2021-11-11 Outbound Call Failures from Atlanta (Resolved)
Table of Contents
Event Description: Devices registered to Atlanta nodes were unable to place outbound calls.
Event Start Time: 2021-11-11 19:32 PM EST
Event End Time: 2021-11-11 22:30 PM EST
RFO Issue Date: 2021-11-13
Affected Services
Outbound calling for devices registered to Atlanta nodes.
Event Timeline (All times 24-hour format, EST)
November 11th, 2021
- 19:32 we began receiving reports of 503 SIP responses on outbound calls. Users began reporting the inability to place outbound calls shortly after. Existing active calls and inbound calls were unaffected.
- 19:34 engineers began reviewing case and log data
- 19:59 senior and platform engineers engaged to review data
- 20:17 logs showed a high amount of memory being consumed by call activity.
- 20:33 Atlanta set to maintenance mode. All calls and devices are redirected to other nodes in order to perform emergency adjustments.
- 20:48 Adjustments applied and Atlanta nodes restarted
- 20:54 Atlanta put back in service. Verified devices and calls set to Atlanta as their home returned to service normally.
- 21:27 Logs reveal a large amount requests found coming from a French IP. Research determined the IP to be related to a malicious network. IP added to filtering services and connections closed.

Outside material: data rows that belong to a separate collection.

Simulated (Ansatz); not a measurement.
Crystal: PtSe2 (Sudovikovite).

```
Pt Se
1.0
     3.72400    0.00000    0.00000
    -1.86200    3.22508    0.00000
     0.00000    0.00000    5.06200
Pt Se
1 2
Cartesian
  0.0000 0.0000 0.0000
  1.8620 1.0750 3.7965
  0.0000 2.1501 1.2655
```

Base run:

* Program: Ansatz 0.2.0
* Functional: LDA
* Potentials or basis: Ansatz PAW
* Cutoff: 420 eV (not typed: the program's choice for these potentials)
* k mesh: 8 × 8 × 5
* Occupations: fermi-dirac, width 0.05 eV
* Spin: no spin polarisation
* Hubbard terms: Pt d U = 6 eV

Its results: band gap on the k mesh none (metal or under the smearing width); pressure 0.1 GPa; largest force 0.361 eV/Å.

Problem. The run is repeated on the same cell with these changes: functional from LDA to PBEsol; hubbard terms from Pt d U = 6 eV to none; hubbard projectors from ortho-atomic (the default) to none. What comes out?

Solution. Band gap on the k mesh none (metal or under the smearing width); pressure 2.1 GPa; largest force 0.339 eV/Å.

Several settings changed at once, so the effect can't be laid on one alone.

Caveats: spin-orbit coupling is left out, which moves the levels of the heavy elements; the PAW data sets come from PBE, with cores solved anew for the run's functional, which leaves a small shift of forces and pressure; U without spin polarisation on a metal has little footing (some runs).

- 22:30 All services remain nominal. Incident closed.
Root Cause Analysis
A configuration in our platform controlled how quickly memory was released after a call concluded. While the system had the necessary resources to handle the additional calls from the malicious IP, memory was not being released fast enough to handle the new calls.
Future Preventative Action
V42 already included changes to these settings that increase the speed with which memory is freed. The new settings would've prevented this incident. Engineering applied the same settings to our current platform and confirmed they are functioning as intended.